Page MenuHomePhabricator

Deploy InternetArchiveBot on the German Wikipedia (dewiki)
Closed, ResolvedPublic

Description

The German Wikipedia is the fourth largest Wikipedia, with just under 2 million articles. This should be the fourth wiki to be deployed to.

Event Timeline

Cyberpower678 renamed this task from Deploy InternetArchiveBot on the Cebuano Wikipedia (cebwiki) to Deploy InternetArchiveBot on the German Wikipedia (dewiki).May 24 2016, 11:33 PM
Cyberpower678 triaged this task as High priority.

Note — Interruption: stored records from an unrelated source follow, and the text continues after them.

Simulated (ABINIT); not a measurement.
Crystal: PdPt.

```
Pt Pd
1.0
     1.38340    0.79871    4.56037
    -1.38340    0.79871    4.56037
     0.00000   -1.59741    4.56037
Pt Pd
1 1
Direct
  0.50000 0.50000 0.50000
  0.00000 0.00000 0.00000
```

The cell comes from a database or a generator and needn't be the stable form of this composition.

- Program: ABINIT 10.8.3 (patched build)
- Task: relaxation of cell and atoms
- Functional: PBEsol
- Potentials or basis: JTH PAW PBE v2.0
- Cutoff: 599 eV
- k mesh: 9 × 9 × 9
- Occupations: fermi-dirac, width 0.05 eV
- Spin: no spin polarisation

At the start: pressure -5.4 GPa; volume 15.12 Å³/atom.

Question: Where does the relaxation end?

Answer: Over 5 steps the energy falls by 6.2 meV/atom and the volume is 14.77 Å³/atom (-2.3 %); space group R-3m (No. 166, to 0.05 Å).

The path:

It seems like we're heading towards no consensus here. :/

It seems like we're heading towards no consensus here. :/

I see only one comment here. Was this discussion adequately advertised? Village Pumps and such?

That is the village pump. It was also advertised elsewhere by a German user there.

The problem with dewiki is that they are strongly opposed to bots editing articles. They would rather deal with a backlog of broken links than let the bot replace links with archives.

With that being said, maybe the proposal can be adapted that the semiautomated tools be usable on dewiki and queuing the bot up on demand. That adds human control to the bot and may get the consensus we needed to deploy to dewiki.

I think we should take another stab at convincing dewiki to allow IABot on their articles. dewiki is a huge player in the top wikis.

Looks like this has turned into a full blown RfC. RfC still under construction.

Module deployed. Single page analysis tool can be used on articles.

Bot is now awaiting final approval.

@Cirdan While the bot issues and how it should behave are being discussed, it's probably good to mention here what should be changed so the bot behaves as it should.

The bugs which surfaced in the accidental test run are the following:

  • for {{Webarchiv}} the archive bot parameter is archiv-bot not arkiv-bot (I fixed all edits with AWB)
  • for {{Internetquelle}}, the parameter is archiv-bot as well and not archivebot (needs to be fixed, I can take care of a significant portion with AWB and then see whether the remaining ones are few enough to be fixed manually)
  • all archive bot parameter values should include both the name of the bot and a human-readable timestamp for user information and potential future analysis (its probably best to use the same format you are required to use for {{Internetarchiv}})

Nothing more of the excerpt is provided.